Monday, February 23, 2015

Hot Tub Time Machine 2, The D.U.F.F., McFarland, USA

Hot Tub Time Machine 2
The D.U.F.F.



McFarland, USA


One mild recommendation and an affectionate discommendation in a slow week at the movies:

The less said, the better about the sophomoric sequel "Hot Tub Time Machine 2," which in 90 minutes destroys all the goodwill of the infinitely funnier original. Returning director Steve Pink - who also made last year's terrific "About Last Night" - never finds a consistent comic tone, leaving us to hurtle through time and space in a vomit-inducing vortex of anatomical and scatological jokes and pantomimed anal intercourse. Craig Robinson and Adam Scott survive intact, but this may mark the end for Rob Corddry and Clark Duke, and certainly for any notional franchise.

Smart, quirky high schooler Bianca (Mae Whitman) is besties with Jess (Skyler Samuels) and Casey (Bianca A. Santos) and has a crush on feckless guitarist Toby (Nick Eversman, a ringer for Joe, the object of Lili Taylor's obsession in "say anything…"), but has her content life turned upside down when football jock Wesley (hunky Robbie Amell, a ringer for a young Tom Cruise) explains to her that she's a D.U.F.F. (Designated Ugly Fat Friend), a gatekeeper whom guys only use to get to her hot friends. Bianca cuts a deal with Wesley: she'll get him through chemistry so he can stay on the team if he turns her into a hottie so she can land Toby. There are a number of laughs in "The D.U.F.F.," most of them owing to Whitman's comic talents and her casually comfortable chemistry with Amell. But it tries too hard to make its titular acronym a "thing," its anti-bullying message lacks thrust, and fundamentally, Bianca's not ugly or fat; at worst, maybe frumpy.

The inspirational Disney sports drama "McFarland, USA" is better than that description might make you fear. Its heart is in the right place. Kevin Costner plays Jim White, a high school football coach who, after losing his job for throwing a cleat at a player, moves with his wife (Maria Bello) and two daughters to McFarland, California, an almost all-Latino town of produce pickers who can't afford Bakersfield. He takes note of how fast his players can run - they work the fields before and after school - and, seizing on some new government funding, starts a cross-country team that, despite disparities in budget and experience, will go on to claim nine state titles over the next fifteen years.

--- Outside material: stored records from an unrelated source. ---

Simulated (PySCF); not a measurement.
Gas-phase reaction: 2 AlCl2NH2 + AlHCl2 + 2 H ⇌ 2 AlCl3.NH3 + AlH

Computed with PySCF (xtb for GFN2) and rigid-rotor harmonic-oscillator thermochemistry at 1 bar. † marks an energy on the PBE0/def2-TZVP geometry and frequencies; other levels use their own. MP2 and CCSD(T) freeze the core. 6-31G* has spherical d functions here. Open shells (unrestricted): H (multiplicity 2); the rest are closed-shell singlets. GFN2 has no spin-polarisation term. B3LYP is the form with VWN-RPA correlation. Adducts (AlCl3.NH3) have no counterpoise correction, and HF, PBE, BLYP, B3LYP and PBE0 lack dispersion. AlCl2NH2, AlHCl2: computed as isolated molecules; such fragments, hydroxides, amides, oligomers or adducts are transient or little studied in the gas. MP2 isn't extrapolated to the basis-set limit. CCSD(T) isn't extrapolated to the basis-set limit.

It's a feel-good story to be sure, a perfect fit for Costner's taciturn geniality, and directed with good humor by "Whale Rider's" Niki Caro. I do wish she had found a way to trim, say, 20 of its 129 minutes, or to make better use of Maria Bello, who gave such a harrowing and raw performance as the mother of a school shooter in 2010's "Beautiful Boy," it's a shame to see her reduced to lines like, "It's your decision, baby." My friend Adrienne - who, you may recall, had tears in her eyes at the end of "Draft Day" - was a mess after "McFarland." Mascara everywhere. She had to take back the tissues she'd lent me for my runny nose.